Vladimir Putin’s having a hell of a summer. Before writing the most talked-about New York Times op-ed in months, he embarrassed his chief rival, the United States, by harboring its most high-profile dissident, Edward Snowden. He then came out ahead on negotiations over what to do about Syria’s chemical weapons attack that killed 1,400 people. The general consensus is that Putin and Russia are winning.
But what, exactly, are they winning? Russia’s prize for conquering the summer isn’t power — it’s constriction. In defending Assad, harboring Snowden, and preparing for the Sochi Olympics, Putin is actually just inviting more complications. This has been a summer of shallow wins for Putin as he puts his ego and personal quest for international legitimacy over his country’s best interests.
On Syria, it’s certainly true that Putin has made Barack Obama look bad. Russia has taken the lead on negotiations, minimized America’s military motivation, and undermined Obama’s foreign policy standing. All that’s great if you’re looking at it through the lens of a power ranking of the global elite. After all, I firmly believe that nobody has consolidated more power than Vladimir Putin.
But what does it mean for Russia? After Moscow’s maneuvering, Russia is now left with Bashar al-Assad, a leader as entrenched as he is weak. Russia is more firmly attached to a regime consistently committing war crimes and considered a rogue dictatorship by all advanced democracies on the planet. Even if Russia’s support leads Assad to give Russia a footprint in Syria, Assad is not the guy you want to double down on. Russia has won, sure, but it has won what few other countries want — more Assad.

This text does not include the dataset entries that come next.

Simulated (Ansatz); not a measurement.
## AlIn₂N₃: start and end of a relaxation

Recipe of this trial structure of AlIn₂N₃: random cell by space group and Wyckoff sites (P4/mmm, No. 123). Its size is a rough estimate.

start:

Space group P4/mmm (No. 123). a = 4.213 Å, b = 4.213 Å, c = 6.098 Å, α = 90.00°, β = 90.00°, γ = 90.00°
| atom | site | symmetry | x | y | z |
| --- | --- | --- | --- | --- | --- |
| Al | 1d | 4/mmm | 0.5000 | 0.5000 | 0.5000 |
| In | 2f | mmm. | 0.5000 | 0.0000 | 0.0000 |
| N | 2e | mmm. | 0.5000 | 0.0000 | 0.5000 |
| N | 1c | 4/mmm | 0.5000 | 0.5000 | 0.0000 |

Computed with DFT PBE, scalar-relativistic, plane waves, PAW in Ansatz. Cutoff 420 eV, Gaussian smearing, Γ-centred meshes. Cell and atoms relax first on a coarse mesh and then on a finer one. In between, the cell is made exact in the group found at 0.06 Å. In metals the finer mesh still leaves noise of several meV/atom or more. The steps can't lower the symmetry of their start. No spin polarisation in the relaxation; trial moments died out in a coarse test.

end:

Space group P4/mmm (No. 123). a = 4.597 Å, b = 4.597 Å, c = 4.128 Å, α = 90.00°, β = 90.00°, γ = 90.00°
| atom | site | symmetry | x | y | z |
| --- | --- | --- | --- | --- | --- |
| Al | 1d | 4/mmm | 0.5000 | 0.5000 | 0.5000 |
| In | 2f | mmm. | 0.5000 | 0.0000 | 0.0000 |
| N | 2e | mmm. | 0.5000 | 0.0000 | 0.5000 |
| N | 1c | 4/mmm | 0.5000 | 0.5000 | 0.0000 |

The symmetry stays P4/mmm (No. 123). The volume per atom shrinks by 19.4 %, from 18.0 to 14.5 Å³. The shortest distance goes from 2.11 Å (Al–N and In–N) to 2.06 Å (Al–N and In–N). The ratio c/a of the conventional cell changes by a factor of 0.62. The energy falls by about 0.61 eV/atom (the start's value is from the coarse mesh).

It’s also won more Snowden. Again, Russia’s taunting of the U.S. after it chose to grant the former NSA contractor asylum was seen as a big win for Putin. But what has it gotten in return? Severely strained ties with the biggest economy in the world (though not so strained that America wouldn’t negotiate on Syria out of spite), and a dissident who likely didn’t have any new information to share with them that won’t eventually go public. There’s a reason the Cubans, Venezuelans, and Ecuadorians didn’t want Snowden. But the Russians, through botched diplomacy and their own sense of swagger, stood by him. Now they’re stuck with him. If Snowden is in fact a prize, the Chinese played their hand best in this scenario. They harbored Snowden long enough to possibly gain access to all of the valuable information he carried, but then let him jet to Moscow — leaving Russia holding the bag.